Re: [PATCH 0/6] receive-pack: quarantine pushed objects

2016-10-03 Thread Christian Couder
On Sun, Oct 2, 2016 at 3:02 PM, Jeff King  wrote:
> On Sun, Oct 02, 2016 at 11:20:59AM +0200, Christian Couder wrote:
>
>> I wonder if the patch you sent in:
>>
>> https://public-inbox.org/git/20160816144642.5ikkta4l5hyx6...@sigill.intra.peff.net/
>>
>> is still useful or not.
>
> It is potentially still useful for other code paths besides
> receive-pack. But if the main concern is pushes, then yeah, I think it
> is not really doing anything.
>
>> I guess if we fail the receive-pack because the pack is bigger than
>> receive.maxInputSize, then the "quarantine" directory will also be
>> removed, so the part of the pack that we received before failing the
>> receive-pack will be deleted.
>
> Correct. _Any_ failure up to the tmp_objdir_migrate() call will drop the
> objects. So that includes index-pack failing for any reason.

Great, thanks for explaining!

>> > These two patches set that up by letting index-pack and pre-receive
>> > know that quarantine path and use it to store arbitrary files that
>> > _don't_ get migrated to the main object database (i.e., the log file
>> > mentioned above).
>>
>> It would be nice to have a diffstat for the whole series.
>
> You mean in the cover letter? I do not mind including it if people find
> them useful, but I personally have always just found them to be clutter
> at that level.

I think it can help to quickly get an idea about what the series
impacts, and it would have made it easier for me to see that the
changes in the patch you sent previously
(https://public-inbox.org/git/20160816144642.5ikkta4l5hyx6...@sigill.intra.peff.net/)
are not part of this series.

Thanks anyway,
Christian.


Re: [PATCH 0/6] receive-pack: quarantine pushed objects

2016-10-02 Thread Jeff King
On Sun, Oct 02, 2016 at 11:20:59AM +0200, Christian Couder wrote:

> On Fri, Sep 30, 2016 at 9:35 PM, Jeff King  wrote:
> > I've mentioned before on the list that GitHub "quarantines" objects
> > while the pre-receive hook runs. Here are the patches to implement
> > that.
> 
> Great! Thanks for upstreaming these patches!
> 
> I wonder if the patch you sent in:
> 
> https://public-inbox.org/git/20160816144642.5ikkta4l5hyx6...@sigill.intra.peff.net/
> 
> is still useful or not.

It is potentially still useful for other code paths besides
receive-pack. But if the main concern is pushes, then yeah, I think it
is not really doing anything.

> I guess if we fail the receive-pack because the pack is bigger than
> receive.maxInputSize, then the "quarantine" directory will also be
> removed, so the part of the pack that we received before failing the
> receive-pack will be deleted.

Correct. _Any_ failure up to the tmp_objdir_migrate() call will drop the
objects. So that includes index-pack failing for any reason.

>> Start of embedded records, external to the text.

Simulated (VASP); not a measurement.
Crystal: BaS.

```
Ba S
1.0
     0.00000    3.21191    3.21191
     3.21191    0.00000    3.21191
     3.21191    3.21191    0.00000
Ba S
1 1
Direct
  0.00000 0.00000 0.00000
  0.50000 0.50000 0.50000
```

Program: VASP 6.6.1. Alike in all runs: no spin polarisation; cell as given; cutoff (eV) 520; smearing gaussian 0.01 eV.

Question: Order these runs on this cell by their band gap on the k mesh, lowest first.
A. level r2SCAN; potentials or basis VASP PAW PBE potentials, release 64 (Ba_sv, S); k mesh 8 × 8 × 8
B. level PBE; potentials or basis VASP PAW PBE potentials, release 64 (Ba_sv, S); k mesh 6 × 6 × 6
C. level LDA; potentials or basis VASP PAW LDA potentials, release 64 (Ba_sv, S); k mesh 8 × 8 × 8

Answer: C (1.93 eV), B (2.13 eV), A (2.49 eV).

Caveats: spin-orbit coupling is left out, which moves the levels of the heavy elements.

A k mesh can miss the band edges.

> > These two patches set that up by letting index-pack and pre-receive
> > know that quarantine path and use it to store arbitrary files that
> > _don't_ get migrated to the main object database (i.e., the log file
> > mentioned above).
> 
> It would be nice to have a diffstat for the whole series.

You mean in the cover letter? I do not mind including it if people find
them useful, but I personally have always just found them to be clutter
at that level.

-Peff


Re: [PATCH 0/6] receive-pack: quarantine pushed objects

2016-10-02 Thread Christian Couder
On Fri, Sep 30, 2016 at 9:35 PM, Jeff King  wrote:
> I've mentioned before on the list that GitHub "quarantines" objects
> while the pre-receive hook runs. Here are the patches to implement
> that.

Great! Thanks for upstreaming these patches!

I wonder if the patch you sent in:

https://public-inbox.org/git/20160816144642.5ikkta4l5hyx6...@sigill.intra.peff.net/

is still useful or not.

> The basic problem is that as-is, index-pack admits pushed objects into
> the main object database immediately, before the pre-receive hook runs.
> It _has_ to, since the hook needs to be able to actually look at the
> objects. However, this means that if the pre-receive hook rejects the
> push, we still end up with the objects in the repository. We can't just
> delete them as temporary files, because we don't know what other
> processes might have started referencing them.
>
> The solution here is to push into a "quarantine" directory that is
> accessible only to pre-receive, check_connected(), etc, and only
> move the objects into the main object database after we've finished
> those basic checks.

I guess if we fail the receive-pack because the pack is bigger than
receive.maxInputSize, then the "quarantine" directory will also be
removed, so the part of the pack that we received before failing the
receive-pack will be deleted.

[...]

> These two patches set that up by letting index-pack and pre-receive
> know that quarantine path and use it to store arbitrary files that
> _don't_ get migrated to the main object database (i.e., the log file
> mentioned above).

It would be nice to have a diffstat for the whole series.

Thanks,
Christian.